Get your CARS & BS in order before you migrate. πŸ˜‚

This simple mnemonic covers the six essential data sources for building a complete URL list:

  • Crawl
  • Analytics
  • Redirects (existing)
  • Sitemap
  • Backlinks
  • Search Console

Gather from all six, and you won’t miss a URL that matters.

URL Gathering Task Purpose
Crawl domain for HTML URLs Discover all live pages
Categorize by status code Identify redirect needs
Gather backlinked URLs Preserve SEO equity
Crawl XML sitemap Capture declared important pages
Export Search Console data Find indexed URLs
Gather analytics URLs Identify traffic-generating pages
Audit existing redirect tables Prevent redirect chains
Unify all datasets Create comprehensive redirect list

What Datasets Should I Use to Compile Comprehensive URL Lists?

Best Practice

A successful site migration requires gathering URLs from multiple sources to ensure no important page is missed. Relying on a single source will leave gaps in your redirect coverage.

Essential Data Sources

Source What It Captures
Domain Crawl All discoverable HTML URLs
XML Sitemap URLs you’ve declared important
Google Search Console URLs Google knows about
Analytics URLs with actual traffic
Backlink Tools URLs with external links
Existing Redirect Tables Current redirect mappings

The Multi-Source Approach

Each source captures URLs the others might miss:

  • Crawlers miss orphan pages not linked internally
  • Sitemaps may be outdated or incomplete
  • Search Console only shows indexed URLs
  • Analytics misses pages with zero traffic
  • Backlink tools focus on externally linked pages
Gather from all available sources, then deduplicate. It's far better to have redundant data than to miss a high-value URL that loses traffic or SEO equity after migration.

How Do I Crawl the Domain to Gather HTML URLs?

Critical First Step

Start by crawling your entire domain using a tool like Screaming Frog, Sitebulb, or similar web crawlers. This discovers all HTML pages that are linked within your site structure.

Crawl Configuration

Recommended settings:

  • Crawl depth: Unlimited (or high enough to reach all pages)
  • Respect robots.txt: Disable for migration purposes (you need ALL URLs)
  • Follow internal links: Enabled
  • Crawl outside start folder: Disabled (stay on your domain)
  • Store HTML: Optional but useful for content comparison

What to Extract

Export the following from your crawl:

URL Address
Status Code
Indexability
Canonical URL
Meta Robots
Title

Tips for Handling Large Sites

For sites with 100,000+ URLs:

  1. Segment by subdirectory: Crawl /blog/, /products/, /pages/ separately
  2. Use list mode: Feed known URLs directly instead of discovering
  3. Increase memory allocation: Screaming Frog may need 8GB+ RAM
  4. Run overnight: Large crawls can take hours
⚠️ Crawl the Live Site
Always crawl your current production site before migration begins. Crawling a staging or development environment will miss URLs that only exist in production.
Run your crawl at least twice: once at the start of migration planning and once immediately before launch. URLs change during development, and you need the most current data.

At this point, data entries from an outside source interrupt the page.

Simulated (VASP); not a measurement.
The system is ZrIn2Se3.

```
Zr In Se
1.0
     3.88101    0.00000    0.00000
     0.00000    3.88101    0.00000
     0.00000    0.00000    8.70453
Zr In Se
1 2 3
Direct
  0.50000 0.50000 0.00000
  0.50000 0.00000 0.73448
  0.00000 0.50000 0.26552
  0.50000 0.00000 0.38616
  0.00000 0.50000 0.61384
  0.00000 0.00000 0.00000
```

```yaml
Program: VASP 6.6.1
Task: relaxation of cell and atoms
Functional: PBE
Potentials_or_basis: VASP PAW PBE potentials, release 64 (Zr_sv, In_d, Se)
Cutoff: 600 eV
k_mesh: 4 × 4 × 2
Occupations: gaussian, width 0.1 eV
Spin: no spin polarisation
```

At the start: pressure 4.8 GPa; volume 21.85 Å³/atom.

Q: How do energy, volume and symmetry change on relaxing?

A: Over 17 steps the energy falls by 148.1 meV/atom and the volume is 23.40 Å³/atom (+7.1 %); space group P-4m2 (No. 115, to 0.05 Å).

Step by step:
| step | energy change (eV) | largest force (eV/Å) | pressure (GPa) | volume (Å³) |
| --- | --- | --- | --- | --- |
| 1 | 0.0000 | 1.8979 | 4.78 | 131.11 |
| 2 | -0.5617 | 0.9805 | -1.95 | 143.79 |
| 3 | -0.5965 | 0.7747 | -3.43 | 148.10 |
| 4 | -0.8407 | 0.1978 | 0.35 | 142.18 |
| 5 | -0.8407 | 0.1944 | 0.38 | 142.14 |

How Should I Categorize URLs by Status Code?

Essential Organization

After crawling, categorize all discovered URLs by their HTTP status code. Each category requires different handling in your redirect strategy.

Status Code Categories

200 OK URLs: Your primary redirect source list

Subcategory Description Action
Indexable Can appear in search results High priority redirects
Non-Indexable Blocked from indexing Evaluate redirect need
Canonicalized Points to another URL Redirect to canonical target
NoIndex Meta noindex tag present Lower priority redirects
UTM Parameters Marketing tracking URLs Usually exclude from redirects
Filter Parameters Faceted navigation URLs Usually exclude from redirects

301/302 Redirect URLs: Already redirecting

  • Document existing redirect destinations
  • Ensure new redirects point to final destinations
  • Avoid creating redirect chains

404 Not Found URLs: Broken but potentially important

  • Check for backlinks pointing to these URLs
  • Review Search Console for indexed 404s
  • May need redirects if they have SEO value
Create separate spreadsheet tabs or files for each status code category. This makes it easier to apply different redirect strategies to each group.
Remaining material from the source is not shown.